Our bottom-up analysis this year revealed that in 2023, approximately 97% of NAV loans executed across the industry were used to increase investment capacity, while only about 3% were utilized for distributions to investors. Looking at the broader trend since 2020, around 10% of NAV loans have been used for distributions.

Q.

What types of general partner are using NAV loans and to what extent is penetration of the product increasing? 

We see NAV loans being used across the full spectrum of the market, from small-cap managers to the mid-market and then through to the very biggest firms. However, it is really the largest and most experienced managers that are driving the rapid market adoption of NAV loans. They are systematically using them to turn good performance into outstanding performance. NAV lenders, meanwhile, are only interested in lending to well performing sponsors with solid portfolios, which reenforces NAV loans as a financing tool for the best performing firms.

Q.

How do you select which opportunities to pursue?

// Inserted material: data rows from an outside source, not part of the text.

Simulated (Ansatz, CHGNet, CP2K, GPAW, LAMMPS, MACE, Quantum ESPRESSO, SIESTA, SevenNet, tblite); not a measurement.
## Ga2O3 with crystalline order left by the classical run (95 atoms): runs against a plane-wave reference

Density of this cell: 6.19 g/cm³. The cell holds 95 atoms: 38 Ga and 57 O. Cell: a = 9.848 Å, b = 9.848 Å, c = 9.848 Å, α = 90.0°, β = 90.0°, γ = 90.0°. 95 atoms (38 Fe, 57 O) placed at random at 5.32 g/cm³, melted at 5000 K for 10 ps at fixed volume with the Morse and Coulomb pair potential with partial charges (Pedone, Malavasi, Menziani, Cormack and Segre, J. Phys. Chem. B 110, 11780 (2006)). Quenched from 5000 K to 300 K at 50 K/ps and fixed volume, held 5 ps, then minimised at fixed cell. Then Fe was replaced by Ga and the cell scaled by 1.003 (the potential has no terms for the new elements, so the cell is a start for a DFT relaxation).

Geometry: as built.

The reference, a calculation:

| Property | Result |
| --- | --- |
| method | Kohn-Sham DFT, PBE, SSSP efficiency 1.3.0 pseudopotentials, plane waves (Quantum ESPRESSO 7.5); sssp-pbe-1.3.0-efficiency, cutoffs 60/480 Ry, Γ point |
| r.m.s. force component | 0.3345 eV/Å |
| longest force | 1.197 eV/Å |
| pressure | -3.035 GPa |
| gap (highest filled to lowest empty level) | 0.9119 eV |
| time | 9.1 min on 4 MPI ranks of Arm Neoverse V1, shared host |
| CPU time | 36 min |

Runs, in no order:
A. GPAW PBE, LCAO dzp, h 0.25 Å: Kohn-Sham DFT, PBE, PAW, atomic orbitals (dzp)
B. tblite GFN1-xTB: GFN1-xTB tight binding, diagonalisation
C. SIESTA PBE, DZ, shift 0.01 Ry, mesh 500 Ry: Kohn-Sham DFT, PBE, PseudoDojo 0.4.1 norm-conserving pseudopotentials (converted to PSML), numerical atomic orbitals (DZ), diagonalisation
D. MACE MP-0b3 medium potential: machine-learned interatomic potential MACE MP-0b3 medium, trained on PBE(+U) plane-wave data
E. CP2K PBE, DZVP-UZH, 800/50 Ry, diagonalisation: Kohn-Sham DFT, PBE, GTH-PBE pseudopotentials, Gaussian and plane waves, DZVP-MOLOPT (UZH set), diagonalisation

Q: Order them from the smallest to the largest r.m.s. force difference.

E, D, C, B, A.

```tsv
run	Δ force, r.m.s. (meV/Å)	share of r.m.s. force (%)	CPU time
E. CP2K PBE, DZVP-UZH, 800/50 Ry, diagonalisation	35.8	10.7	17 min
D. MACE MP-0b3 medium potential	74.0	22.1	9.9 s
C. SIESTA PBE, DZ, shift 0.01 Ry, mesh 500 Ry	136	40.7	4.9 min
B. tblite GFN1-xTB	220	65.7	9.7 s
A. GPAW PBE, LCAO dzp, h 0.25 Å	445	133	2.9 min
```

Our first priority is assessing the quality of the manager. The sponsors we’ve partnered with over the past five years have had an average of over $40 billion in assets under management, so we’re working with well-established organizations. Next, much like any primary fund investor, we closely examine the team in charge. We carefully review governance, track record and the level of support that the firm receives from its limited partners. Finally, we conduct a thorough analysis of the valuations and capital structures of the portfolio companies. Based on these factors, we structure the investment with terms that ensures our investors’ capital is protected.

Q.

Has the emphasis of your diligence changed at all in the current macroeconomic environment?

We are closely monitoring the level of leverage applied to portfolio companies and their ability to service that debt. One trend we are increasingly seeing is the re-allocation of funds, initially designated for a buy-and-build strategies, to cover higher interest payments on existing loans. We’re comfortable with this approach, provided that the underlying portfolio continues to perform well and there are no defaults.

Q.

Would you say that challenging M&A markets have boosted demand for NAV finance, or is this a product that makes sense regardless of where we are in the economic cycle?

 

Higher interest rates and longer hold periods have created a “liquidity squeeze” that has led to intense competition in the buyout fundraising market. In this environment, the best GPs are exploring different options to increase the capacity of their existing funds and generate as much value as possible for their investors.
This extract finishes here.